Sunday, July 10, 2011


If you had asked any of his teammates back in 1995, "Would Derek Jeter ever get 3,000 hits in his career?" The answer probably would have been a resounding, "No."

When Jeter made his debut in May of 1995, not many of his teammates were very impressed. He was a skinny, tall, unpolished kid who wasn't quite ready for the big leagues. During his time playing in the minors, he was homesick; he called his parents every day crying that he wanted to come home. His discomfort with being away from his family for the first time in his life seemed to translate to his play on the field; he committed numerous errors and sported a batting average under .250 when he was called up from Triple-A to replace the injured Tony Fernandez.

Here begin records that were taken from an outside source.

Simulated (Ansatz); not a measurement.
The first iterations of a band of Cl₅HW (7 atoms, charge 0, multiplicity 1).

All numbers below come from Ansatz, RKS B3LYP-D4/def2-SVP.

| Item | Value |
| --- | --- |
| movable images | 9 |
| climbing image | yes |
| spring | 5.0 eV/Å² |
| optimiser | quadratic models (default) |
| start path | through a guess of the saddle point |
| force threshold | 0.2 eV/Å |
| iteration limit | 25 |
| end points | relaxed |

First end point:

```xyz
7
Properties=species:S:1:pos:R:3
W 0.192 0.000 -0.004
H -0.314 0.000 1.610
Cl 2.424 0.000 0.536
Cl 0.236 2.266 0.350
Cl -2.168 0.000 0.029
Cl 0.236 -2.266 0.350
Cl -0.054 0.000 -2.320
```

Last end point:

"I can remember," said Paul O'Neill, "some of us [on the team] saying, 'this is the guy that's supposed to be our shortstop?'" Thus, a lackluster beginning for Jeter led to a demotion back to the minors.

But Jeter would have a second chance. Yankees brass and manager Joe Torre made the decision that  he would be the starting shortstop for the 1996 season even though Fernandez, the seasoned vet, still bore the pinstripes. In Jeter's first game of the season, he hit a home run.

The rest as they say, is history.

Jeter would go on to win the Rookie of the Year Award after batting .314 with 10 home runs, 78 RBIs and 104 runs scored. But that was just the beginning. Four World Series titles in 5 years; eleven of his 17 seasons where he boasted a batting average of .300 or better; twelve All-Star selections; five Gold Gloves; a fifth World Series win after an 8-year drought; being named team captain in 2003; a host of clutch hits in big game situations; the flip-play that will go down as one of the greatest defensive plays in baseball history; sacrificing his body to make a game-saving, diving catch against the Red Sox. I could go on fanatics, but you all know the history. The history of every great game and great play of a great Yankee.

And now today, in one of the greatest performances that the baseball Gods could have only written for the Captain, Jeter became the first Yankee, ever, to reach 3,000 hits. He did it on a game-tying home run. A home run. Only his third of the year. His first at the stadium since last July. He would go 5-for-5 on the afternoon, coming within a triple of hitting for the cycle. YES Network announcer Michael Kay, called the afternoon "storybook." And it was storybook. While his historic hit tied today's game against the Rays at 1-1 in the third inning, his fifth and final hit of the afternoon scored the go-ahead run. Yes, fanatics, storybook indeed.

And of course, for the always humble Captain, the most important thing was a team win.

"It would have been really, really awkward to be doing interviews and waving to the crowd after the game if we would have lost," Jeter said in his press conference after the game. "It's nice obviously to get a hit but, you know, we needed to win this game."

Business as usual for Jeter. Or maybe not so much. Although most of us probably could have guessed it, the ever-calm and relaxed Jeter admitted that he was nervous and felt pressure to hit coming into today's game.

"I've been lying to [the media] for a long time saying that I wasn't nervous and there was no pressure. There was a lot of pressure to do it here. So I have been lying to you for quite some time."

What did Jeter's teammates have to say about Mr. 3000's performance today?

"This definitely number one to me," Mariano Rivera said. "[Jeter] being the first one that has done that for the New York Yankees is tremendous."

"I think he enjoys that moment," said Jorge Posada. "Five-for-five [doesn't] come easily. It's amazing what he's able to do."

" [Jeter is] a guy that's really represented the city of New York and this uniform as well as anybody," Alex Rodriguez told the media. "He's the symbol of the Yankees. I couldn't be more proud."

And neither could we. We've watched the skinny, unpolished, homesick kid become a great man and represent the pinstripes as honorably as his great predecessors. One could only imagine the smiles on the faces of Ruth, Gehrig, DiMaggio and Mantle, as they looked down on the Captain's historic performance today.

"He's one of us," they might have said.

Yes. Derek Jeter is one of the greatest Yankees, ever, indeed.